My Objective: I would like to use GDAL to convert a GeoPDF. I want the vector layers as shp files and the raster layers as tif files. I want to do this in a programmatic way.
Edit: In reality, I want to do this with many geospatial PDFs. I’m prototyping the workflow using Python, but it will probably end up being C++. (End Edit)
The Problem: Naturally, the command to convert a vector layer differs from a raster layer. And I don’t know (again in a programmatic way) which layers are vector and which are raster.
What I’ve Tried: First, here is my sample data https://www.terragotech.com/images/pdf/webmap_urbansample.pdf.
gdalinfo webmap_urbansample.pdf -mdd LAYERS
gives the layer names:
I know to look at the data which are vector and which are raster, but I don’t know how to parse this information to know whether to use ogr2ogr or gdal_translate to do the conversion.

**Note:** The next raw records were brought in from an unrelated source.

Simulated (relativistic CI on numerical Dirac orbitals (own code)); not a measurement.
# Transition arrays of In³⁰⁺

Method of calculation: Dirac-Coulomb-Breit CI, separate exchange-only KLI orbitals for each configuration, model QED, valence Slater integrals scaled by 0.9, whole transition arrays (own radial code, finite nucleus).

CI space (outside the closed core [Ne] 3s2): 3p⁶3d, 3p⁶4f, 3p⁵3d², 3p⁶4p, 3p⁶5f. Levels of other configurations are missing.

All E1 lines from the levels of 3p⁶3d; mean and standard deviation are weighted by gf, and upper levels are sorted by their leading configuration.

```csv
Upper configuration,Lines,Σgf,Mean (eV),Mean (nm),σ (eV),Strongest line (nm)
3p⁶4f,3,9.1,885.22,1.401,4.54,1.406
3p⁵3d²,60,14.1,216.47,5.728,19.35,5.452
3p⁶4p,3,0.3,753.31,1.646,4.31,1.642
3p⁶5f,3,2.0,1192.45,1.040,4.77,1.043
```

Then I thought I could use
ogrinfo and just diff all the layers to deduce which ones are raster, but
ogrinfo gives me:
1: Cadastral Boundaries (Polygon)
2: Water Lines (Line String)
3: Sewerage Lines (Line String)
4: Sewerage Jump-Ups (Line String)
6: Water Points (Point)
7: Sewerage Pump Stations (Point)
8: Sewerage Man Holes (Point)
9: BPS - Buildings (Polygon)
10: BPS - Facilities (Polygon)
11: BPS - Water Sources (Point)
So there’s not a one-to-one correspondence with the way these are output.
So my question is: Does anyone know how to have gdal print the GeoPDF layers and indicate which are raster vs. vector? Or is there another way to infer this?